If the inequality (6x - 5)/(4x + 1) < 0 exists over a set R of real numbers, then x∈

Question

If the inequality \(\frac{6x-5}{4x+1}\) < 0 exists over a set R of real numbers, then x∈

(a) \(\big(\frac14,\frac56\big)\)

(b) \(\big(-∞,\frac14\big)∪\big(\frac56,∞\big)\)

(c) \(\big(-\frac14,\frac56\big)\)

(d) \(\big(\frac56,∞\big)\)

Answer 1

(c) \(\big(-\frac14,\frac56\big)\)

 \(\frac{6x-5}{4x+1}\) < 0 on putting (6x – 5) and (4x + 1) equal to zero, we get the critical points as  \(x=\frac56\) and \(x=-\frac14\). On the real number line they can be shown as:

• When \(x<-\frac14\), both numerator and denominator of the expression \(\frac{6x-5}{4x+1}\) are negative making the expression positive. 

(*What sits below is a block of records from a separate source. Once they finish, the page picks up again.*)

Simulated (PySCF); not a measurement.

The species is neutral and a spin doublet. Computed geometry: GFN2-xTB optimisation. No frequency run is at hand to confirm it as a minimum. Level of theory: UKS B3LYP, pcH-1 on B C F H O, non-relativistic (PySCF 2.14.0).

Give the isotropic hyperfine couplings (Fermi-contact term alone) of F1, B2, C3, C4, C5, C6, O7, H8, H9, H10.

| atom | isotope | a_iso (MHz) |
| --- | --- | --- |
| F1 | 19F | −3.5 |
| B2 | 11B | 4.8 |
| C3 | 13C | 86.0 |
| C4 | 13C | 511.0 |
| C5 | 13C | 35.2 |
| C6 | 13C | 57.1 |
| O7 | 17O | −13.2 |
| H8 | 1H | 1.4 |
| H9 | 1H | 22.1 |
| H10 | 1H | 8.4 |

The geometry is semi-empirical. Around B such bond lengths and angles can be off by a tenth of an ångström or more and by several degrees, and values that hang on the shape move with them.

• When \(x\) lies between \(-\frac14\) and \(\frac56,\) the expression \(\frac{6x-5}{4x+1}\) becomes negative, hence less than zero.

• When \(x>\frac56\), both (6x – 5) and (4x + 1) are positive, making the expression \(\frac{6x-5}{4x+1}\) positive and hence greater than zero.

∴ For \(\frac{6x-5}{4x+1}\) < 0, \(x\) ∈ \(\big(-\frac14,\frac56\big)\).